Unpaid rice farmers allege intimidation as protest ends

A protest by farmers that lasted for days at the Indochina intersection in Phitsanulok has ended in tears.

After claiming they had been pressured by intimidation, the farmers dispersed Tuesday evening and had no idea when long-overdue payments from the government’s rice-pledging scheme would arrive.
“We don’t know what to do next,” Siraprapha Kukhong, 49, one of the protest leaders, said yesterday.
Another protest leader, Chatree Ampoon, could not be reached for comment following reports that red shirts and officials had intimidated his wife over his participation in the protest. “She called him about the threats she faced. He was overwhelmed and cried. Many of us cried with him,” Siraprapha said.
A number of local farmers began their rally at the Indochina intersection on Monday to press for payment from the government’s controversial rice-pledging scheme. In recent months, the scheme has repeatedly postponed the payment to farmers, many of whom had to turn to loan sharks to cover their living expenses.
Some farmers who had no one to borrow from ended up committing suicide.
“We are in real trouble,” Sasiprapha said yesterday.
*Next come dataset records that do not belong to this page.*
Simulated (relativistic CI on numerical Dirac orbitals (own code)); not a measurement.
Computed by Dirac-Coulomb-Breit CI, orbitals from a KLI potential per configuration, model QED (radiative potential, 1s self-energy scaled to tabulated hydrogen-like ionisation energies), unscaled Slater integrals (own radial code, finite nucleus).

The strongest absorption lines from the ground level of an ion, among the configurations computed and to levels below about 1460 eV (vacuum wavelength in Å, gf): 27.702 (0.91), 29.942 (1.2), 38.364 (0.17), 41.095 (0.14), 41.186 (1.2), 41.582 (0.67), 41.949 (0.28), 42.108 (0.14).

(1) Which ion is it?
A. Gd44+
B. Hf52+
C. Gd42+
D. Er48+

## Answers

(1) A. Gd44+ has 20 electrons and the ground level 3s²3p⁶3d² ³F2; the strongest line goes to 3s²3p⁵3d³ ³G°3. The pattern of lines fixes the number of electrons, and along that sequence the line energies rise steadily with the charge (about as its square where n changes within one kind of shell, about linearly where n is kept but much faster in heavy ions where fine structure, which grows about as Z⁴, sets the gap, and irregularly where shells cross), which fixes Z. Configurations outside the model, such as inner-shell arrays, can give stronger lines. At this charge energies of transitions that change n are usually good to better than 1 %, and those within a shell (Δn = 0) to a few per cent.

Launched as one of the Pheu Thai Party’s populist policies, the rice-pledging scheme has incurred massive financial losses during the past few years. The government is now struggling hard to secure loans to finance the scheme, which is allegedly mired in corruption.
Sasiprapha lamented that if the government could not pay farmers, it should return the paddy to them. “Then, we should be able to sell the paddy to rice millers,” she said. She said some 400 farmers had registered their names with her group to demand the paddy back.
In Chiang Mai, the local branch of the Bank for Agriculture and Agricultural Cooperatives (BAAC) yesterday disclosed it had already paid Bt1.3 billion to local farmers. “We just need a little over Bt870 million to pay the [outstanding] payment requests here,” the branch’s director Sakchai Kamruangrit said.
But across the country, about 1.4 million farmers have not yet received payment, raising suspicion the government might expedite payments to farmers in areas known as Pheu Thai’s political strongholds first.
Sakchai dismissed such suggestions, adding the payments were made based on a first-come, first-served basis and within the budget. “Paddy in Chiang Mai is harvested before than in lower North and Central regions,” he said.
In Maha Sarakham, the BAAC’s local branch is waiting for a budget to pay Bt7.23 billion to rice farmers participating in the rice-pledging scheme.
Northern Farmers Network chairman Kittisak Rattanawaraha said most farmers in his network would not vote for Pheu Thai. “And after the election, we will stage a big rally to demand payment on February 2,” he said.